JPAC to host POW/MIA recognition day ceremony Sept. 21
Ho'okele Staff | Sep 14, 2012
The Joint POW/MIA Accounting Command will honor the nation’s heroes and commemorate National POW/MIA Recognition Day during a ceremony at 10 a.m. Sept. 21 at the National Memorial Cemetery of the Pacific (Punchbowl).
This year’s program will be led by Johnie Webb, JPAC deputy to the commander for public relations and legislative affairs.
The keynote speaker, retired Army Col. William S. Reeder Jr., was a prisoner of war during the Vietnam War. During his second tour in Vietnam, Reeder was shot down and captured on May 9, 1972 by the communist North Vietnamese while on a combat mission in South Vietnam.
He was released on March 27, 1973 after being held captive for nearly a year.
Highlights this year include a wreath-laying ceremony, speeches and a rendition of Taps played in honor of former prisoners of war and those still missing in action.
The ceremony is free and open to the public. Organizations are welcome to participate in the wreath cer emony by laying a wreath or flowers. R.S.V.P. to Elizabeth Feeney no later than noon Sept. 19.
Appropriate attire for the event is military Class B or service equivalent or civilian casual or aloha wear.

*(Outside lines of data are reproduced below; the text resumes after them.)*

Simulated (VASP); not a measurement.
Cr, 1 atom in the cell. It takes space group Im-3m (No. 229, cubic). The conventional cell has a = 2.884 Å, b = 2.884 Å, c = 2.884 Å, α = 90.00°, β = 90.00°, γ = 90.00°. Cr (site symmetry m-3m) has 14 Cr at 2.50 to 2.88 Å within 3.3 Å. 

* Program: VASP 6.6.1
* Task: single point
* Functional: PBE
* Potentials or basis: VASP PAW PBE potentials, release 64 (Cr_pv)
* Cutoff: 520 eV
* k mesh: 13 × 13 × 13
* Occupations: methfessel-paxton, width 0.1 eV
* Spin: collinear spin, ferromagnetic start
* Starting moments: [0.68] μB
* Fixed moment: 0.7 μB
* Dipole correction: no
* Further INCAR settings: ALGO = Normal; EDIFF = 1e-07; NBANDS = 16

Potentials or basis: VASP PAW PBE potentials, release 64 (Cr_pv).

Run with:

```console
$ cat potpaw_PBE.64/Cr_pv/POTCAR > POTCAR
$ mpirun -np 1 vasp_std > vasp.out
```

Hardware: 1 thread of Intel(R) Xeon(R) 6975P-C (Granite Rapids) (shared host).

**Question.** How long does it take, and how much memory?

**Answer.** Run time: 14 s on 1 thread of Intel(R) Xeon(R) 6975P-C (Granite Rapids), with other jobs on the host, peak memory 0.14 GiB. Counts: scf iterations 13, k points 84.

Falling directly under the U.S. Pacific Command and employing more than 450 joint military and civilian personnel, JPAC continues its search for the more than 83,000 Americans still missing from past conflicts.
Since 2003, JPAC has identified more than 740 Americans. Combined with the efforts of its predecessor units, close to 1,830 Americans have been identified since the accounting effort began in the 1970s.
The ultimate goal of the Joint POW/MIA Accounting Command, and of the agencies involved in returning America’s heroes home, is to conduct global search, recovery, and laboratory operations in order to support the Department of Defense’s personnel accounting efforts.